Phil Hughes has been Australia's 'nearly man' during a career played at the far ends of a spectrum extending from overhyped expectation to spectacular failure.
He nearly made it as an opener.
Twin centuries against the might of South Africa's pacemen in just his second Test confirmed his grand promise before it wilted in England on the 2009 Ashes tour.
Then he nearly made it at No.3.
Replacing Ricky Ponting was no challenge for a shrinking violet and though Hughes was not expected to become the ruthless match winner that his predecessor had been, he flattered before failing to grasp his opportunity.
Hughes flirted without success with middle-order chances, briefly owned a share of the Test 10th-wicket partnership record with Ashes debutant Ashton Agar and has been more noticeable in recent seasons for the nature of his departures rather than his arrivals.
His failures against India's spinners last year were legendary. He didn't move his feet unless he was charging blindly. His pads were impediments. His gloves manacles.
His hands were of stone, which is helpful for a boxer but deadly for a batsman facing a relentless slow-motion examination in a foreign language.
The most idiosyncratic and polarising batsman of his generation, Hughes was equipped nonetheless with enough steely self-belief to resist the constant barbs about his unorthodox batting style and inability to nail down a permanent Test place.
The number 26 is the most critical in his cricket profile. Hughes has played 26 Tests, has hit 26 first-class centuries and this week will turn 26.
Only Don Bradman, Greg Chappell and Ponting - conceivably Australia's three greatest batsmen - hit more centuries at a younger age.
Yet Hughes has been dropped five times during that 26-Test run and has been forced to make and remake his career over nearly a decade spent mostly sparking heated public debates over his right to a baggy green cap.

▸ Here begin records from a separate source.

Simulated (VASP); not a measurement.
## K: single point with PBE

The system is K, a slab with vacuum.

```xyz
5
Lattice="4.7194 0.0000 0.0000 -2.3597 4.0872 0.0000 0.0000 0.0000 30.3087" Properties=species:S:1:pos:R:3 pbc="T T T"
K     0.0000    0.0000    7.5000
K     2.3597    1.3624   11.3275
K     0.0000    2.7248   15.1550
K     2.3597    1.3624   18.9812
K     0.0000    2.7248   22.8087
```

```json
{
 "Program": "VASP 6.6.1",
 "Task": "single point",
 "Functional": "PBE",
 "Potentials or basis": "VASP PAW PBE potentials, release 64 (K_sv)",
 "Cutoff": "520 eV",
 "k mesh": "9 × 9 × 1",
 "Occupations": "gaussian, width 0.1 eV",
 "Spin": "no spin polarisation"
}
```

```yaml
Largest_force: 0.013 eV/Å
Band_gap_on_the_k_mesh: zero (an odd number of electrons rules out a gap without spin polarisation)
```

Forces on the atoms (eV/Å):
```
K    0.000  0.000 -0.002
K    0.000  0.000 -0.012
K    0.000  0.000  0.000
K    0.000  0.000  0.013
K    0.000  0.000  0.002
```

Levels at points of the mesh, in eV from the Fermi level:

The product of a banana plantation in Macksville, half-way between Sydney and Brisbane, Hughes rose rapidly to the NSW team where he made his debut at 18 and a year later became the State's youngest centurion in nearly half a century.
It was inevitable that he would play Test cricket and was soon elevated to the Australian team where he managed 75 in the second innings of his debut in Johannesburg and, a week later in Durban, aged just 20, became the youngest Test batsman to score centuries in both innings.
An Ashes tour followed but Hughes would soon lose his way, though he had a far-reaching impact in the social media sphere by using Twitter to announce his axing from the team.
His search for clarity and consistency took him to Adelaide in 2012 where he joined South Australia and continued his trait of scoring large volumes of runs for his State without being able to convert that form into a permanent Test berth.
A career-high 243 not out for Australia A against South Africa A in August, a limited-overs tour to Zimbabwe and recent role as a reserve Test batsman against Pakistan suggested he was getting closer to his sixth Test call-up.
Michael Clarke's hamstring injury opened the door for Hughes until the cruellest blow of his career struck him down today with a Test berth within reach.
A doughty fighter with bat in hand or working to regain a lost place, Hughes now faces the toughest fight of his life.